The Platform
Introduction
Today, I’m breaking down The Platform a brutal, layered film that explores hierarchy, human nature, faith, and the failure of imposed solidarity. It’s a social and philosophical dissection that uses a dystopian nightmare to challenge our deepest assumptions about survival and morality.
The Three Kinds of People: The Ones Above, The Ones Below, and The Ones Who Fall
- The movie’s most striking line: “There are three kinds of people: the ones above, the ones below, and the ones who fall.”
- This sets the framework for the entire narrative a hierarchy that feels absolute and unforgiving.
- It mirrors existentialist ideas about how people define their value based on where they stand in a system.
- The ones who fall are the casualties of a broken system, where failure isn’t just inevitable it’s built into the structure.

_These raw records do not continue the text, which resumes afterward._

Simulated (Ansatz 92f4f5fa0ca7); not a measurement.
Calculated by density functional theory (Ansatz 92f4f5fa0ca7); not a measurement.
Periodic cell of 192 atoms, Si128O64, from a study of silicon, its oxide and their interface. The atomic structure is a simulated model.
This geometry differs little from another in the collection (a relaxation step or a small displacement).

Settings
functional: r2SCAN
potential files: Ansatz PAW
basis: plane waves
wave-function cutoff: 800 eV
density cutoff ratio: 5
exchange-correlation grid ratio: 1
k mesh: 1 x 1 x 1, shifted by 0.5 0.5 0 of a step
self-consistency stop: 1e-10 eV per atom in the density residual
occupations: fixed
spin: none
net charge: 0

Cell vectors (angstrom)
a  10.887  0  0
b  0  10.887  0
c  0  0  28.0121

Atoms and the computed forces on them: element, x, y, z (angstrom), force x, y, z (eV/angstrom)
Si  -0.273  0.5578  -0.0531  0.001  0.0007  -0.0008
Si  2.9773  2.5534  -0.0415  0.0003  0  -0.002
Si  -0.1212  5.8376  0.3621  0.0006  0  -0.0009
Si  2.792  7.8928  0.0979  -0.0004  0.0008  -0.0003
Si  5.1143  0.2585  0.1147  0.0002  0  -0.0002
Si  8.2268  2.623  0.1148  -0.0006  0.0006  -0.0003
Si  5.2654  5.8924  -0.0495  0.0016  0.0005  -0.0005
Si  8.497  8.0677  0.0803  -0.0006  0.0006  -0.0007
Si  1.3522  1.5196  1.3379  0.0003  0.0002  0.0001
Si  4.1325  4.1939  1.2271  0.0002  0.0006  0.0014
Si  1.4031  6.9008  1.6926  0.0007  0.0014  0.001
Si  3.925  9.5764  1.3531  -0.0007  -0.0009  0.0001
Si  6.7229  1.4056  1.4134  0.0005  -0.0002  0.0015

- This ties to Camus’ absurdism: life’s inherent meaninglessness and the struggle to find meaning in a system designed to break you.
Adversity and Goreng’s Journey
- Goreng enters the pit with two goals: to overcome addiction and read Don Quixotea book about idealism and madness.
- His journey is one of disillusionment and survival, where he’s constantly forced to reassess his morals and ideals.
- By the end, Goreng understands that true wealth or privilege isn’t about possession, but about purpose knowing how to use what you have.
- This realization comes through suffering and madness, paralleling Kierkegaard’s idea of the leap of faith.
- Even in his insanity, Goreng finds purpose in delivering the message. It’s his own desperate attempt to force meaning into a system designed to crush it.
Faith and Hypocrisy
- “God, how we want to believe in him when we see fit.”
- This line speaks to the hypocrisy of faith and how we selectively invoke belief when convenient.
- It’s a critique of how people construct meaning to justify suffering but twist it to serve their desires.
- Nietzsche’s critique of religion fits perfectly here how belief is often a crutch for those unwilling to confront the reality of their situation.
- Goreng’s journey is both a crisis of faith and an attempt to rebuild that faith on his own terms.
Spontaneous Solidarity and Failed Communism
- Goreng attempts to enforce a communal distribution of resources rationing food so everyone below can survive.
- It’s a noble attempt to impose socialism on a brutally capitalist structure.
- But the experiment fails because it’s imposed, not embraced—showing how ideals of equality often collapse under human greed and self-interest.
- Goreng’s experiment reflects historical failures of communism, where top-down attempts to enforce solidarity only create resentment and chaos.
- This struggle reveals how idealism is often at odds with human nature.
The Cliffhanger Ending
- The movie ends on a cliffhanger whether the message reaches the top is left ambiguous.
- This unresolved ending feels nihilistic but also leaves room for hope.
- The point might not be to fix the system but to expose its horror and force us to confront our role within it.
- It’s a question that echoes long after the credits roll.
Conclusion
- The Platform is a film that thrives on ambiguity and brutal honesty.
- It forces us to confront the systems we live under, the hypocrisies we perpetuate, and the lengths we’ll go to find meaning in madness.
- Whether Goreng’s message is received or lost forever, the struggle itself is what truly matters.